Oct 14, 2006 23:19
Ya so life sucks then you die. so i guess the next step is...... Im so stressed out and fucked up that i dont even know what to do anymore. Im fucking losing my mind. Im moving out of Cheries house soon and i have no idea what i am going to do. I m 99.9 persent sure that im not going to have the money because i dont get to work much due to the fact that i dont have daycare for Adriel. Vicky says that she is working on getting subsidized but somehow i dont believe her. In order for me to do this id have to take Vicky to court which i dont have the time to do right now .So i guess that im just fucked. I have untill december 1st and i have no idea what im going to do if i dont start working more.
In addition things with me and Cherie didnt work out and we are no longer considering our selves a couple . However we are still acting the part .Everything is so messed up and confusing and stressfull and odd .
I dont think that Cherie understands how much i love her . She seem so cold to me now. I must have done something , but i have no idea what i did.

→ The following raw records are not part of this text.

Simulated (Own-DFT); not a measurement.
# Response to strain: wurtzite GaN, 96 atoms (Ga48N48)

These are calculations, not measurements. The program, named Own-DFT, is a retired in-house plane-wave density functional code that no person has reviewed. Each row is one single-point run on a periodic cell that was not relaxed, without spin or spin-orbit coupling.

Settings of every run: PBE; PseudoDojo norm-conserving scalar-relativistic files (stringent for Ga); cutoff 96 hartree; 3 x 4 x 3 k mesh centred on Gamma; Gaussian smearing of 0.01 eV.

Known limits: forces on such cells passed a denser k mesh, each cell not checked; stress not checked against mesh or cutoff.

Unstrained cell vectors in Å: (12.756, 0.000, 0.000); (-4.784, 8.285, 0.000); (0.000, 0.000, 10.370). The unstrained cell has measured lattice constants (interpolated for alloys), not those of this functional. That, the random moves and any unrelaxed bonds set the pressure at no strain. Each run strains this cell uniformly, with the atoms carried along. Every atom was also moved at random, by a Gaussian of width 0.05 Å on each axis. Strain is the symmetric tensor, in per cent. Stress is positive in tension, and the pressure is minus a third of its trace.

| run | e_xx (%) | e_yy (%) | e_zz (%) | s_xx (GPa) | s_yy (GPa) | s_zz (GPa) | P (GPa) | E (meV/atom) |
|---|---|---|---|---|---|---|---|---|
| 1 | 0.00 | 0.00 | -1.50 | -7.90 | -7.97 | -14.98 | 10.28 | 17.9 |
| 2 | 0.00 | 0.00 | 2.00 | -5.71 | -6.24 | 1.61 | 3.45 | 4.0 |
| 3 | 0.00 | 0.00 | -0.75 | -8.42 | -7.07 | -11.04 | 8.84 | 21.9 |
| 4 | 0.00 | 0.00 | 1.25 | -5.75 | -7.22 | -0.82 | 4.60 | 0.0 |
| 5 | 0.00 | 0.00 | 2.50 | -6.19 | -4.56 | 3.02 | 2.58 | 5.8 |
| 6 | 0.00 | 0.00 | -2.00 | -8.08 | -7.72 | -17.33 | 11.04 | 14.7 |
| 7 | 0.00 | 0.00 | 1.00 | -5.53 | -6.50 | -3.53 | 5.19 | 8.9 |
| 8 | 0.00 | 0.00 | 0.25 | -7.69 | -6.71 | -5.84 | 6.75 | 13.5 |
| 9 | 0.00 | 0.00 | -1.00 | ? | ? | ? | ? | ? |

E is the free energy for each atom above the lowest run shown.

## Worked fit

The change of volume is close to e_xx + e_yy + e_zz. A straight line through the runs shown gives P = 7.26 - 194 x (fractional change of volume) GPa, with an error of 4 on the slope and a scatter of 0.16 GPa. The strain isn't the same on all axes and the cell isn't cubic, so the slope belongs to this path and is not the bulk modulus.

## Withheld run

On the brighter side i am loving spending so much time with my son. Hes getting so smart and he's keeping me out of trouble .(not that i dont miss trouble) Hes putting words together and has loads of personality . Its absolutly stunning sometimes.
I really need to start getting out more . I hardly party or do anything anymore and that just sucks. Not that i have alot of time to do stuff , but i need to make some i think.
Im so nearvous i want to vomit or freak out or something.